Headline: Populism faces its darkest hour
Sub-headline: But as its rightwing variant flags, the leftwing version could surge
The headline writers Financial Times have produced in the headline a fragment of melodrama that Mr. Rachman’s wan polemic against Populism can’t vindicate! Both its ‘Right’ and ‘Left’ iterations are subject to the usual recitation of the Party Line of the respectable bourgeois scribbler. As I start to read Mr. Rachman’s essay I see a link to this essay:
Headline: Di Maio pledges his support to France’s yellow vest protesters
Sub-headline: Head of Italy’s Five Star movement urges demonstrators to emulate his party’s success
This seems to reify the link between Italian Neo-Fascism and the gilets jaunes! The motto of the Financial Times is never let an opportunity go to waste, in the search for the defence of the fantasy of the Post -War Liberal Order, as the definitional point, that provides both historical meaning to the politics of the present, and the fact that this construct is under threat from the forces of extremist anarchy, defined as without foundation.
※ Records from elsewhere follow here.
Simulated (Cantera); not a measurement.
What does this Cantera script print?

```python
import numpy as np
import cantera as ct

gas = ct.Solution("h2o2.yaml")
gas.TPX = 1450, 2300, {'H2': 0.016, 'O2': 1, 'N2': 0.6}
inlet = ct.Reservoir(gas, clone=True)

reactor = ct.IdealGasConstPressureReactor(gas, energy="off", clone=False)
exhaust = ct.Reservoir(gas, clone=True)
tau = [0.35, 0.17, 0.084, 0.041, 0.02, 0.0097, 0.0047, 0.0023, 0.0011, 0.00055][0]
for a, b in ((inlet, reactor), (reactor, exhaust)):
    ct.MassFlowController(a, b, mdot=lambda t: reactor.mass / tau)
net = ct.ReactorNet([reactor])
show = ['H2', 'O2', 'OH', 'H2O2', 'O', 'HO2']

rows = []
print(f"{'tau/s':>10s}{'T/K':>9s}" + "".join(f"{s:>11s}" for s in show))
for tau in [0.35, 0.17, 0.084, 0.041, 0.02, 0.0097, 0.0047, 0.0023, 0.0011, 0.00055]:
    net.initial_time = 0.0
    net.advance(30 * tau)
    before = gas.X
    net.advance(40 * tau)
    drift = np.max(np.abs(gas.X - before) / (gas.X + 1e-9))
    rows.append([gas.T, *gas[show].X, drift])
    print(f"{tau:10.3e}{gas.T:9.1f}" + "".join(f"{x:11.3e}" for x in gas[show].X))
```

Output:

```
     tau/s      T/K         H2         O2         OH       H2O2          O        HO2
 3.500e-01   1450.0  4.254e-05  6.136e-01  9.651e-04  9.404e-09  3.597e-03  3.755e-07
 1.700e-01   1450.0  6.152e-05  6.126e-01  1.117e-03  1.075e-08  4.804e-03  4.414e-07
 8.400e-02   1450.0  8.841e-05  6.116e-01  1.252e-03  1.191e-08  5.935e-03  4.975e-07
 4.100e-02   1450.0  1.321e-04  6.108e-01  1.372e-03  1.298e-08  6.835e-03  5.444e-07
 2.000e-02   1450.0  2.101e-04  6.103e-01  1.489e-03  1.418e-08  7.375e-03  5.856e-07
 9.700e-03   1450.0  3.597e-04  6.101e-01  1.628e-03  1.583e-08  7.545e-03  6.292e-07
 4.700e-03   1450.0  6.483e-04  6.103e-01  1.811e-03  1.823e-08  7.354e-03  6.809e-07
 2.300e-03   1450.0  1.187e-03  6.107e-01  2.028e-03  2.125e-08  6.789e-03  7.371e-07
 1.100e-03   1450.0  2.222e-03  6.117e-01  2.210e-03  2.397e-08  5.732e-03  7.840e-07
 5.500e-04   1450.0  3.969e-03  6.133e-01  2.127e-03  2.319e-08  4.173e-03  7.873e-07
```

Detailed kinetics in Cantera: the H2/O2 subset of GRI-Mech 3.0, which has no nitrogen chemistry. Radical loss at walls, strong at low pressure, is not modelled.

The bad actors of Populism in Mr. Rachman’s history made to measure: Trump, Bolsonaro, Salvini, Alves, Elizabeth Warren, Bernie Sanders Alexandria Ocasio-Cortez, Jeremy Corbyn, López Obrador, and even the ghost of Hugo Chávez. With the added mention, of dull-witted enarque Emmanuel Macron, who makes an appearance to complete the attempt to construct an historical verisimilitude.
As Goya said ‘the sleep of reason bring forth monsters’ : define that slumber as precipitated by the collapse of the Neo-Liberal Swindle, and the reawakening of political activism on the fringes of the politics of that ‘Center’ : Mr. Rachman defends as an indispensable part of that Post-War Centrist Myth. Think of Lippmann’s enthusiasm for ‘The Expert’, the precursor of the rule by Technocrats, as the bulwark against too much Democracy. And of the Technocrat Supreme Jean Monnet the mastermind of the Common Market, a coal and steel cartel, that remained a cartel with the window dressing of Federalism.